BROOKSVILLE — The text message came to Brooksville Elementary School principal Mary LeDoux on Sunday morning as she prepared for church.
It stopped her flat.
"Don't play with me; this isn't funny," she remembered saying out loud.
It was no joke: Brooksville Elementary is an A school. Not a B.
"It was really out of nowhere, and it was incredibly exciting," LeDoux said.
Over the weekend, the Hernando County school district learned that six of its schools had their grades revised upward by the Florida Department of Education.
Aside from Brooksville Elementary, West Hernando Middle and Weeki Wachee High moved from B's to A's. Moving from C's to B's were Westside, Spring Hill and Pine Grove elementary schools.
That means the district now has six A schools instead of three. There are also six B schools, 3 C schools and three D schools.
High school grades have yet to be released.
Superintendent Bryan Blavatt was pleased with the increase in grades, but questioned the system.
"The whole thing is screwy," Blavatt said. "It's really hard to work under the conditions where you're never quite sure of what you're getting."
In a state where a lot is riding on school grades, he said he thinks it's incumbent on the state to get school districts good data.
"I don't mean to be critical. Certainly if the district were to miscalculate anything, they'd be all over us," he said.
Overall, the state increased the grades of 213 schools, including 116 from B to A, 55 from C to B, 35 from D to C and seven from F to D. That's 8 percent of the schools statewide.
That includes 18 Pinellas County schools, 17 Hillsborough County schools and six Pasco County schools.
Although Hernando schools saw six individual school grades increase, the overall district grade remained a C. Pasco and Hillsborough saw their district grades jump from C's to B's.
The news trickled out beginning Friday, with state officials alerting superintendents.

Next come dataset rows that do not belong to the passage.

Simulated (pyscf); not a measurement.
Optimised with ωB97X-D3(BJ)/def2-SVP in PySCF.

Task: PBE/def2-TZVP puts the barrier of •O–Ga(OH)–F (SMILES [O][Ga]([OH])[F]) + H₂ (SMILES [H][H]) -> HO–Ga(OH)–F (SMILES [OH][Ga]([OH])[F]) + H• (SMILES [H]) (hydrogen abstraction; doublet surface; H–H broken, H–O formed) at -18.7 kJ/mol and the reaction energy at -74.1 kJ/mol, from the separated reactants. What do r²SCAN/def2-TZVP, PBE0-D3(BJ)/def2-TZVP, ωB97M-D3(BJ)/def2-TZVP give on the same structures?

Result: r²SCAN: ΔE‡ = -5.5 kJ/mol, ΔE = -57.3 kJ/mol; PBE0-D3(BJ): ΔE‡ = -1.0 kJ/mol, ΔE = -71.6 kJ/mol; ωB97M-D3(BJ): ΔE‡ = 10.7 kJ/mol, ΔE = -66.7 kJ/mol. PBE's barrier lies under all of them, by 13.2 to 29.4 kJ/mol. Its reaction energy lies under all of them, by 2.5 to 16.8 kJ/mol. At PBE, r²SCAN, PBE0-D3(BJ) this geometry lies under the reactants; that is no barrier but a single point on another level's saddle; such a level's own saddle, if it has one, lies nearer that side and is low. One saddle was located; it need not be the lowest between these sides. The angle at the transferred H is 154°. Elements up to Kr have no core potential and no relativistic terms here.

The revisions follow intense criticism from parents and school leaders because of a series of rapid changes this year to the testing system. It started with plummeting writing scores, followed by an increase in the number of failing third-graders, an overall decline in Florida Comprehensive Assessment Test scores and a statewide drop in school grades.
School districts have signed on to resolutions against excessive testing. Hernando County is writing its own version of the resolution.
The grade changes were found during a review process.
State officials said the fact that 8 percent of school grades will increase demonstrates the value of a review process.
"The strength of our accountability system depends on the partnership between school districts and the department, and these revisions are a direct result of that process," said Commissioner of Education Gerard Robinson.